Kenneth Armitage

(Leeds, 1916 - London, 2000)

Seated Group

Conceived in 1952-54
Heigh 80 cm (31 ¹/₂ inches)

London, Whitechapel Art Gallery, Kenneth Armitage, July-August 1959, n. 11, illustrated in the catalogue pl. VI (another cast)
Ontario, National Gallery of Canada, Recent British Sculpture, and touring to Auckland City Art Gallery and the State Galleries of Australia, British Council Tour, 1961-63, cat. n. 6 (another cast)

Roland Penrose, Kenneth Armitage: Artists of our time, Vol. vii, Bodensee-Verlag, Amriswil, Switzerland, 1960, pl. 8 (this cast)
Tamsyn Woollcombe (ed.) in association with the artist, Kenneth Armitage: Life and Work, Henry Moore Foundation in association with Lund Humphries, London, 1997, KA46

Seated Group is one of the earliest examples of a theme that was recurrent throughout Armitage’s oeuvre during the 1950s right up until the Venice Biennale of 1958 in which he partook and exhibited Diarchy (1957, Tate Britain). It explores his prepossession with the notion of projecting from a single, wall-like mass, the heads, breasts and limbs of a group of figures.

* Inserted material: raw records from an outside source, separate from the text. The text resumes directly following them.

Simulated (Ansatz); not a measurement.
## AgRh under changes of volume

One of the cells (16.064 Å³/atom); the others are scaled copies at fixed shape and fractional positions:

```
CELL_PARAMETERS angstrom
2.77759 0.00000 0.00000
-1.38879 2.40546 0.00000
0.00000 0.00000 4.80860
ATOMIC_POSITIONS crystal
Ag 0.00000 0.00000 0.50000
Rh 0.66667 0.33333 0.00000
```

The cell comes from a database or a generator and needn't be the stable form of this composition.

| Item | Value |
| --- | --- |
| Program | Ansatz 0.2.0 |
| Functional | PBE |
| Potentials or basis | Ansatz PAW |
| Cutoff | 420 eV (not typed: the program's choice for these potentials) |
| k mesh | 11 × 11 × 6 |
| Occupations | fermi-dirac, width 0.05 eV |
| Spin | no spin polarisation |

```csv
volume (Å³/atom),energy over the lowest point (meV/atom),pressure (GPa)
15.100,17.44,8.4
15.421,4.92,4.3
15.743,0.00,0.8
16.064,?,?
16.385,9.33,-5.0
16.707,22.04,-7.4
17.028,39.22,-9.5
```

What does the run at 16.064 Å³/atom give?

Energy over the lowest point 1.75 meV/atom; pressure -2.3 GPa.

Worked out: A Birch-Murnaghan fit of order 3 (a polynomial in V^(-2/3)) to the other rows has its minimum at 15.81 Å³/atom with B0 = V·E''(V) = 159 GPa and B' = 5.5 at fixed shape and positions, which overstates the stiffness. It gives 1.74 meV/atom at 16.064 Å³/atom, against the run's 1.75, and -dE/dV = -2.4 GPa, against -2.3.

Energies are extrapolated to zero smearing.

In 1971 Kenneth Armitage wrote in respect of this fascination: ‘I seem always to make walls (still do) from inclination. Why I don’t know—nor want to. It might have something to do with liking immensely Cycladic carvings as a student before the war. A wall contains, divides or conceals — it isn’t even a reality and I have often wanted to add things to an endless or continuous surface. The out-facing frontality just might have something to do with work during the war although I can’t be clear on this. Because it was found I was good at these things (to my surprise and even embarrassment) I was asked to form a War Office training centre in Tank and Aircraft identification and I knew by heart the shape and detail of every tank and aircraft in existence and much of this training we did with silhouettes in three elevations. After 6½ years in the army I shut off all memory of it on leaving but have sometimes wondered if certain images lingered on in spite of this —sometimes wings or flattened shapes, or the irregular oval of heads or bodies (side elevation of tank track important means of identification)—in no way consciously for one tends to absorb shapes and impressions and then later regurgitate them without knowing why (I had three screens in my first studio 23 years ago). This doesn’t explain anything really or why the wall must be square or rectangular, can have a zig-zag plan like a screen but must never curve. I just accept it as an inclination of which I never tire...’

Commenting on the device of integrating more than one figure into a single mass Armitage said: ‘An easily identifiable whole of utmost simplicity was what I normally needed ...’.